Service Level Agreements (SLAs) are commitments given to customers in relation to the product or service being provided. If breached, not only are organizations expected to compensate through penalties and credit fees, but they can also face a significant dip in brand reputation and loss of customer trust.
This is why preventing SLA breaches is a top priority for any customer-facing organization. To stay on top of breaches, agents traditionally check the ticket status of each incident manually. But this process is laborious, time-consuming, and risky—in fact, it’s easy to miss a potential breach. Read on to learn how you can optimize and automate this workflow using machine learning.

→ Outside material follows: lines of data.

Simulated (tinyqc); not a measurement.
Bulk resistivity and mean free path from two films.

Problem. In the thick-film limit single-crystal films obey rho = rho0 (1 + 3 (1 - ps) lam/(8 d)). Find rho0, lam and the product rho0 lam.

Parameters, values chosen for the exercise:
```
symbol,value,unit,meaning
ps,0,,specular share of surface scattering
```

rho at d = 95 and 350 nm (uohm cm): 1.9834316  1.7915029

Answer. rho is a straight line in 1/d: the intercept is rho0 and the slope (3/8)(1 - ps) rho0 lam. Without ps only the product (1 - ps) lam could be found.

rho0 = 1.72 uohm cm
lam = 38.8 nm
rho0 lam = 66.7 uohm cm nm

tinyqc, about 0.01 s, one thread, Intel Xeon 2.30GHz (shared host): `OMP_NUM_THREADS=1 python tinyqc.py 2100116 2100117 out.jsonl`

Leveraging ML to prevent SLA breaches
A fortune 500 telecom organization was experiencing a high number of SLA breaches and customer complaints. To help them reduce this number, we implemented a ML-powered alert system that flags tickets nearing an SLA breach using Analance.
Sourcing and preparing the data
We used the telco’s 2019 incident management data to identify variables or predictors that are significant in predicting SLA breaches. There was a total of 659,875 tickets with 78 attributes such as creation date, device type, description of the ticket incident, and day of the week. Only user-created incidents for specific services were considered for analysis.
To effectively categorize tickets, a text clustering analysis was conducted using the data from the descriptions provided by customers. Five ticket clusters were identified: SNMP tickets, test tickets, Wi-Fi tickets, DNS/VLAN tickets, and tickets on router and other connection issues. These clusters were then included as a predictor for the machine learning model.
Data then went through the usual cleaning methods, plus a Univariate and Bivariate Analysis (Chi-squared) so that analysis is restricted to only significant predictions.
Building the machine learning model
To train and score the SLA breach prediction model, we used classification algorithms like Random Forest, Naïve Bayes, K-Nearest Neighbor, Support Vector Machine, and Decision Tree. Training was done in an ensemble mode and went through different iterations until the output was satisfactory. If the data distributions deviated significantly from the original data set, the model would be retrained.
We utilized libraries in Python—sklearn, nltk, pickle, and more—to implement the algorithms, and we leveraged natural language processing to save the trained models. To help improve model performance, categorical columns with textual data was encoded using the LabelEncoder function. We had to make sure that the different levels in each categorical variable were consistent for both the training and scoring stage.
To illustrate, we had a column pertaining to the day of the week in which the ticket was created. During training, this column contains only Monday, Tuesday, and Wednesday as levels. Now if the scoring data contains levels other than those 3 days, we would get an error in the code. This was fixed by storing the trained models in a pickle file and using this to score the new data.
Analance has 41 prebuilt machine learning algorithms, with 8 categorized as classification algorithms. We used an ensemble approach to train the model and analyzed the results to identify the best performing one.
To visualize the performance of the model, we used the ROC plot. The area under the curve value is 0.69, which means that there is a high chance the model is able to distinguish between breached and non-breached tickets.
Sourcing new data
The model built was used to score new data in 2020 with favorable results, as seen in the confusion matrix below.
In the table, the rows represent the actual values and the columns represent the predicted values. For example, for the first value, 73.97% represents the percentage of ‘0’ (non-breached) tickets that have been classified as ‘0’ (non-breached).
This means that 73.9% of non-breached tickets have been classified correctly. Similarly, 72.6% of breached tickets have been classified correctly. As for misclassification, the rate is only about 26% for breached and non-breached and 27% for non-breached as breached.
Streamlined workflows, happier customers
The prediction system can be used as an alerting system—tickets with a high likelihood of being breached would be tagged in an interactive dashboard that is updated in near real time. Agents or technicians can simply consult this report to prioritize high-risk tickets.
Furthermore, the NLP-powered clustering system that groups similar tickets can be used to optimize the incident resolution process. When working on new tickets, agents can use insights from historically similar incidents and replicate the resolution method where applicable. There would be no need to refer to the knowledge base every time to solve a ticket.
Lastly, the predictive engine can help in resource allocation as well. The machine learning model can determine specific time periods when a large number of incidents is expected. By anticipating this spike of potential SLA breaches, managers can plan accordingly and make sure that qualified agents are available whenever there’s a higher risk. Managers can also consider the foresight into potential number of false positives to keep expectations in check.
With foresight into potential breaches, the telco organization was able to facilitate timely resolution of tickets, prevent breaches from happening, and reduce the Mean Time to Repair (MTTR)—boosting customer satisfaction and trust in the process.